本文转自:http://www.analyticsvidhya.com/blog/2016/06/quick-guide-build-recommendation-engine-python/

Introduction

This could help you in building your first project!

Be it a fresher or an experienced professional in data science, doing voluntary projects always adds to one’s candidature. My sole reason behind writing this article is to get your started with recommendation systems so that you can build one. If you struggle to get open data, write to me in comments.

Recommendation engines are nothing but an automated form of a “shop counter guy”. You ask him for a product. Not only he shows that product, but also the related ones which you could buy. They are well trained in cross selling and up selling. So, does our recommendation engines.

The ability of these engines to recommend personalized content, based on past behavior is incredible. It brings customer delight and gives them a reason to keep returning to the website.

In this post, I will cover the fundamentals of creating a recommendation system using GraphLab in Python. We will get some intuition into how recommendation work and create basic popularity model and a collaborative filtering model.

Topics Covered

  1. Type of Recommendation Engines
  2. The MovieLens DataSet
  3. A simple popularity model
  4. A Collaborative Filtering Model
  5. Evaluating Recommendation Engines

1. Type of Recommendation Engines

Before taking a look at the different types of recommendation engines, lets take a step back and see if we can make some intuitive recommendations. Consider the following cases:

Case 1: Recommend the most popular items

A simple approach could be to recommend the items which are liked by most number of users. This is a blazing fast and dirty approach and thus has a major drawback. The things is, there is no personalization involved with this approach.

Basically the most popular items would be same for each user since popularity is defined on the entire user pool. So everybody will see the same results. It sounds like, ‘a website recommends you to buy microwave just because it’s been liked by other users and doesn’t care if you are even interested in buying or not’.

Surprisingly, such approach still works in places like news portals. Whenever you login to say bbcnews, you’ll see a column of “Popular News” which is subdivided into sections and the most read articles of each sections are displayed. This approach can work in this case because:

  • There is division by section so user can look at the section of his interest.
  • At a time there are only a few hot topics and there is a high chance that a user wants to read the news which is being read by most others

Case 2: Using a classifier to make recommendation

We already know lots of classification algorithms. Let’s see how we can use the same technique to make recommendations. Classifiers are parametric solutions so we just need to define some parameters (features) of the user and the item. The outcome can be 1 if the user likes it or 0 otherwise. This might work out in some cases because of following advantages:

  • Incorporates personalization
  • It can work even if the user’s past history is short or not available

But has some major drawbacks as well because of which it is not used much in practice:

  • The features might actually not be available or even if they are, they may not be sufficient to make a good classifier
  • As the number of users and items grow, making a good classifier will become exponentially difficult

Case 3: Recommendation Algorithms

Now lets come to the special class of algorithms which are tailor-made for solving the recommendation problem. There are typically two types of algorithms – Content Based and Collaborative Filtering. You should refer to our previous article to get a complete sense of how they work. I’ll give a short recap here.
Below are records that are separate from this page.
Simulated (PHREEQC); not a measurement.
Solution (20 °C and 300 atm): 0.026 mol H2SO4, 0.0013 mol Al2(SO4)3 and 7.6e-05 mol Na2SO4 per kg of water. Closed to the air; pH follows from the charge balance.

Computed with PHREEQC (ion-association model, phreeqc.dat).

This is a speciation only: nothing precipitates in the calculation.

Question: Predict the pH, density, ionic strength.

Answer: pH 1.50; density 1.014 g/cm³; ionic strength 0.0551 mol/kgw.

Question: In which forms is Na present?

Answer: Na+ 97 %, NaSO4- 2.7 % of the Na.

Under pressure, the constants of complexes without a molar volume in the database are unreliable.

  1. Content based algorithms:

    • Idea: If you like an item then you will also like a “similar” item
    • Based on similarity of the items being recommended
    • It generally works well when its easy to determine the context/properties of each item. For instance when we are recommending the same kind of item like a movie recommendation or song recommendation.
  2. Collaborative filtering algorithms:
    • Idea: If a person A likes item 1, 2, 3 and B like 2,3,4 then they have similar interests and A should like item 4 and B should like item 1.
    • This algorithm is entirely based on the past behavior and not on the context. This makes it one of the most commonly used algorithm as it is not dependent on any additional information.
    • For instance: product recommendations by e-commerce player like Amazon and merchant recommendations by banks like American Express.
    • Further, there are several types of collaborative filtering algorithms :
      1. User-User Collaborative filtering: Here we find look alike customers (based on similarity) and offer products which first customer’s look alike has chosen in past. This algorithm is very effective but takes a lot of time and resources. It requires to compute every customer pair information which takes time. Therefore, for big base platforms, this algorithm is hard to implement without a very strong parallelizable system.
      2. Item-Item Collaborative filtering: It is quite similar to previous algorithm, but instead of finding customer look alike, we try finding item look alike. Once we have item look alike matrix, we can easily recommend alike items to customer who have purchased any item from the store. This algorithm is far less resource consuming than user-user collaborative filtering. Hence, for a new customer the algorithm takes far lesser time than user-user collaborate as we don’t need all similarity scores between customers. And with fixed number of products, product-product look alike matrix is fixed over time.
      3. Other simpler algorithms: There are other approaches like market basket analysis, which generally do not have high predictive power than the algorithms described above.

2. The MovieLens DataSet

We will be using the MovieLens dataset for this purpose. It has been collected by the GroupLens Research Project at the University of Minnesota. MovieLens 100K dataset can be downloaded from here. It consists of:

  • 100,000 ratings (1-5) from 943 users on 1682 movies.
  • Each user has rated at least 20 movies.
  • Simple demographic info for the users (age, gender, occupation, zip)
  • Genre information of movies

Lets load this data into Python. There are many files in the ml-100k.zip file which we can use. Lets load the three most importance files to get a sense of the data. I also recommend you to read thereadme document which gives a lot of information about the difference files.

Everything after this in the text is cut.